Arcserve UDP Cloud Direct review: Capable but limited multi-site backup


Dave Mitchell

22 Jul, 2019

A cloud backup solution well suited to protecting distributed offices but spoilt by a lot of rough edges

Price 
£1,599 per year exc VAT

Arcserve’s UDP Cloud Direct is simple to deploy and easy to use – qualities that will immediately endear it to overworked IT departments. Two versions are available: we tested the Backup-as-a-Service (BaaS) edition, which promises pain-free cloud backup and recovery, but you can step up to the Disaster Recovery-as-a-Service (DRaaS) package, which adds in-the-cloud virtualised recovery of key systems.

Pricing for BaaS is based on your cloud storage requirements. The 1TB package costs £1,599 per year, or if you go for a 5TB subscription, you save over £300 per terabyte. DRaaS comes as a separate service, where you’ll pay around £350 per year for a VM with one CPU and 4GB of RAM.

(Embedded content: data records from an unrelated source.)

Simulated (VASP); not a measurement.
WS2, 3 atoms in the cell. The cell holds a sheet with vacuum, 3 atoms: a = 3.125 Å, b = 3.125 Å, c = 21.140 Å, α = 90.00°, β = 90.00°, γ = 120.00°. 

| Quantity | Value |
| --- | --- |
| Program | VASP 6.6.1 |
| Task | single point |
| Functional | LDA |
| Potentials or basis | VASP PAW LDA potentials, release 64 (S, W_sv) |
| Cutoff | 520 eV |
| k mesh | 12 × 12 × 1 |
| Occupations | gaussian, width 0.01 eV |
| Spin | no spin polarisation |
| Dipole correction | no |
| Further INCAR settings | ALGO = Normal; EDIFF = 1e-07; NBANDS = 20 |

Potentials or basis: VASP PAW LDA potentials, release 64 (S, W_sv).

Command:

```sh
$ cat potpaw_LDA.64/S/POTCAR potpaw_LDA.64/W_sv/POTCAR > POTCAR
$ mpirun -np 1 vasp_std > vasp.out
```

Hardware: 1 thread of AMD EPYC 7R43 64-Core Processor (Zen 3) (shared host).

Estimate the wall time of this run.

After signing up, you get access to a personalised web portal, from which you can download backup agents for Windows, Mac and Linux – although the latter two are file-only. It took mere seconds to install the agent on our Windows servers and enter our account details, after which each one popped up in the portal. The ease with which clients can be registered and managed makes Arcserve ideal for companies with multiple sites.

All of your clients can be viewed in the portal’s Systems tab, and selecting one takes you to backup task creation. Oddly, you can schedule backups for selected days, but each task can only be run once a day at a specific time: if you want more frequent protection, you’ll have to run extra jobs manually.

File and folder backup is supported on all platforms, and on Windows you can also secure entire systems as images. SQL Server and Exchange databases can be optionally backed up too, and you don’t even have to specify the locations: the agent simply backs up all the databases it can find. You can even back up NetApp filers.

After installing the agent on our Hyper-V host, we were able to browse its VMs from the portal as well, and run agentless backups of selected ones. Installing the Cloud Direct virtual appliance on our VMware ESXi 6.7 lab host let us view its VMs from the portal, and choose which ones to protect with a single click.

Ongoing backup activity can also be monitored from the portal, and the agent has a System Tray popup that shows its progress. If bandwidth is an issue, bandwidth throttles can be applied in Kbits/sec to individual tasks.

Hybrid backups are simple to set up too because you can add a physical storage location to any task. This can be anything from a local disk or external USB drive to a NAS share or IP SAN; frustratingly, the sparse user manual doesn’t detail how to configure this, but a little experimentation confirms that you can declare disk locations by entering their paths, while NAS shares can be accessed using UNC syntax.

When it’s time to restore your data, you can just head to the web portal, choose a system, select the required recovery point and either restore it in its entirety back to the client or open the browser window and select individual files and folders to recover.

Unfortunately, Exchange item-level restores aren’t supported: you can only select the entire database and recover it back to the host, whereas VMware VMs can be recovered as raw image files or directly to vCenter. It’s not possible to restore files from local devices via the portal either, so if you want to quickly bring back a file from a NAS drive, you’ll need to open up Explorer and copy it across by hand.

Those limitations take some of the shine off Arcserve UDP Cloud Direct, as do the lack of support for hourly backup jobs and poor documentation. If you can live with those specific issues, though, this is a great cloud backup solution that’s ideal for SMEs looking to protect multiple systems and locations from one cloud portal.